But on July 26, we lost Hallie in the womb, which then drove my daughter Kasey into labor, and then we held Ellianna for 1 hour and 35 minutes as she passed. Now, we have had legislation that quite often says at that point, that abortion should go ahead and occur. Well, I have seen what a child looks like at 24 and 25 weeks, and that is not the time that we need to say that that is not a life. I do believe that life begins at conception.
It is my sincere belief that America is only as strong as the willingness to protect the weakest and most vulnerable among us. My family participates in those opportunities to help young women who maybe have an unwanted pregnancy, also to help people who have chosen not to choose life, and also ministers to those who have lost children. My daughter is in that ministry as well through a group called Tender Mercies Foundation of Southern Illinois.
But that is why I fought in Congress to eliminate taxpayer funding of abortions, and to preserve pro-life healthcare providers the right of conscience.
Tomorrow, we are once again going to have the March for Life, which is a pro-life movement that is growing stronger all the time, as it should, as science is proving when life begins. I hope that you listen and I hope that you get involved, and I hope that you understand that there is a need.
Madam Speaker, I yield to the gentleman from Texas, Congressman Chip Roy.
BREAK IN TRANSCRIPT
Mr. BOST. Madam Speaker, I yield to the gentleman from Florida (Mr. Waltz).
BREAK IN TRANSCRIPT
Mr. BOST. Madam Speaker, I thank the gentleman from Florida for coming to speak.
Madam Speaker, tomorrow, we are going to welcome to this city once again the people who believe in the sanctity of life. They will walk down Pennsylvania Avenue from The Mall and they will be well-behaved. They will be kind. But they will be rising up and letting the people of this United States know that we are concerned about the children in the womb that can't speak for themselves.

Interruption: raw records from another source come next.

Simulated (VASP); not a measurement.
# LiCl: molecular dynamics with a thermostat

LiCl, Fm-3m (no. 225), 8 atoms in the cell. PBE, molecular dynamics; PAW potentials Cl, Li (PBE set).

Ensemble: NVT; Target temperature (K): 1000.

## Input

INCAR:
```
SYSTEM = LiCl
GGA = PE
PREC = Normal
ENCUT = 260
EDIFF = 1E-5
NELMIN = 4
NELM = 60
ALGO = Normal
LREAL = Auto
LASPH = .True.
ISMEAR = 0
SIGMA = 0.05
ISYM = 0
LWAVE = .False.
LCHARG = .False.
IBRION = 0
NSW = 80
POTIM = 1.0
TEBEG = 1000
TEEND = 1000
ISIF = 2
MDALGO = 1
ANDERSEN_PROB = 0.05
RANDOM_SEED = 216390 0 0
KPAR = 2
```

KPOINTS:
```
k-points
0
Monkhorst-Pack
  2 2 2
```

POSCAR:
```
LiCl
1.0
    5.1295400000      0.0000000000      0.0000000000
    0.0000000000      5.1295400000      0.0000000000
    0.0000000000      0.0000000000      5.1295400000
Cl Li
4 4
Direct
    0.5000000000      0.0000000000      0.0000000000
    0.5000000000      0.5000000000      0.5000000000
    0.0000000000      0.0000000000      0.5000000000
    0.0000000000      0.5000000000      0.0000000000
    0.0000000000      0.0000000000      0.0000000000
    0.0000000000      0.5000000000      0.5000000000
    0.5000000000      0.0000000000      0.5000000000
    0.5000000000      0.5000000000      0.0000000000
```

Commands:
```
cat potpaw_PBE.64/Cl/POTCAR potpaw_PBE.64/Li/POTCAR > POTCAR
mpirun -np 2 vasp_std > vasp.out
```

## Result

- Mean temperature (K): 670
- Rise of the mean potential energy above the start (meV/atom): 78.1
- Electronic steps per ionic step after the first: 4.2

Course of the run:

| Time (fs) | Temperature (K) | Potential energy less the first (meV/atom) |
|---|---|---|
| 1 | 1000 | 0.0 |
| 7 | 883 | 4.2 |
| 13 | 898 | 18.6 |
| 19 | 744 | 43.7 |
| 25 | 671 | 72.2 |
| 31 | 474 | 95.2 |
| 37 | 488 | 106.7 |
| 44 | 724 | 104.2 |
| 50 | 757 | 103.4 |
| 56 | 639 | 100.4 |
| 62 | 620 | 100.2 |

Madam Speaker, over the years of my time in elected office, I have been asked by many people from both parties: Well, what do you know? You are not a woman, and it is a woman's choice. Well, I am telling you that I hope that no women that I know--and I wish that would never be the case--that they would be in a situation where they are so scared of an unwanted pregnancy that they think that it would hurt their lives.
But my wife, my 2 daughters, my 7 granddaughters--and my hope is that with my 11 grandchildren, I have many, many more great-grandchildren-- that they will grow up in a United States that understands the importance of life at its conception, that science, which I believe is now beginning to show what we have known all along, as one speaker spoke earlier, that when that cell is formed and it starts coming together, and then in just a few short hours or a few short days, a heartbeat starts, and then in a few weeks we understand that that baby grows to the point that they can feel pain.
Each one of these items are things that are brought up in legislation of why it is that we need to explain and understand and put into law what truly is life and where life begins.
I don't blame the courts. I blame this body over the years. I believe God has the opportunity to say when life begins. But I think science has taught us certain clear factors about what life is and when life begins. My hope is that the American people will not only think about this tomorrow during that march, but they will think about it every day of the year; that they will think about all of the great wisdom that we may have lost in the abortions that have been committed over the last 45 years.
Madam Speaker, I want to say a special thank you to everyone that spoke here today and to the people I represent in Illinois' 12th Congressional District. I want the people to know and remember what tomorrow is about, and how important these young lives are, and why it is important for us to do our job as laid out in the Constitution, which is allowing life to be protected.
Madam Speaker, I yield back the balance of my time.